I was having a great time at the writer’s conference, learning and reconnecting with friends that I only see once a year. God had given me some much-needed direction and I’d received great feedback on a story. So why did I suddenly feel like I would burst into tears any minute?

The truth? Every time I turned around one of my friends had exciting news that far surpassed mine. Life had forced me to set aside writing projects that weren’t bringing in an income and I could no longer deny that I resented it. I felt stuck and had no idea how to get unstuck. The event that sent my fun projects to the back burner had also rattled my confidence and I was in an environment where connections required a lot of that. The fact that I was tired and let the floodgates open by sharing a prayer request that morning only compounded my private emotional storm. The last straw came when my roommate shared some wonderful news of her own as we were walking back to our room. As soon as I got inside I felt the tears burning my eyes and throat.

“Okay, I just need to confess,” I managed to get out. “I am incredibly frustrated right now.”

“Why?” The gentleness in her voice melted the last bit of reserve that repressed my tears.

I spilled out everything, feeling like such a whiney baby. Why couldn’t I be happy for my friends and content with what God had already done for me?

Instead of making less of my feelings, this sweet friend shared them. “You’re right, Jeanette, it isn’t fair. It’s time for it to be your turn.” Instead of stopping there, she helped me come up with a plan. She not only encouraged me to take a fun project off the back burner, but promised to bug me like crazy until I finished it. The longer we talked, the more I felt my frustrations drive me to action. And it all started with being honest with a safe friend and with myself. In the process, I allowed myself to be honest with God.

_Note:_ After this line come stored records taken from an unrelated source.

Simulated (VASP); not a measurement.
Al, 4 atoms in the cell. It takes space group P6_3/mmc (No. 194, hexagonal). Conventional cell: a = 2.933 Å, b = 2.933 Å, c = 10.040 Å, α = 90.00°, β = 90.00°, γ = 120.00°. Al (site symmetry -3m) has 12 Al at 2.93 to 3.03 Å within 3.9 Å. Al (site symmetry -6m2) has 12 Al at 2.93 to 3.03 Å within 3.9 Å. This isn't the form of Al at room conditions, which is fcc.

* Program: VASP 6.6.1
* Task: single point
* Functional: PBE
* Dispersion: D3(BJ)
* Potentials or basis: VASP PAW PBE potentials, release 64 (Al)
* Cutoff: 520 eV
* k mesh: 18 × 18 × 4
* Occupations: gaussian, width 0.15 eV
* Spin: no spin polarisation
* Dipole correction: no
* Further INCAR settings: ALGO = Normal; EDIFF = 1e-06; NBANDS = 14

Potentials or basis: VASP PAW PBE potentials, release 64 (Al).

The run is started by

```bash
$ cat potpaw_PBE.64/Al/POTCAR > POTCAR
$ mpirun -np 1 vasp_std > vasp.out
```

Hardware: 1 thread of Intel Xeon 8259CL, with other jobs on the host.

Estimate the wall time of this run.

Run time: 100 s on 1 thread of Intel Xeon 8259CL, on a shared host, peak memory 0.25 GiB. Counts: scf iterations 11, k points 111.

That night at dinner, God opened a door for me to bounce an idea off a magazine editor. She like it! Other answers came in the next twenty-four hours. As I celebrated them, I recognized God’s hand in how all of this played out. I am convinced that He wanted me to hit the wall of frustration that trigged a flood of honesty. The blessings came after I cried out to Him what He already knew: “God, I’m tired of being stuck.”

When have you seen the benefits of being honest, both with yourself and with the One who knows you best? What do you need to be honest with Him about today?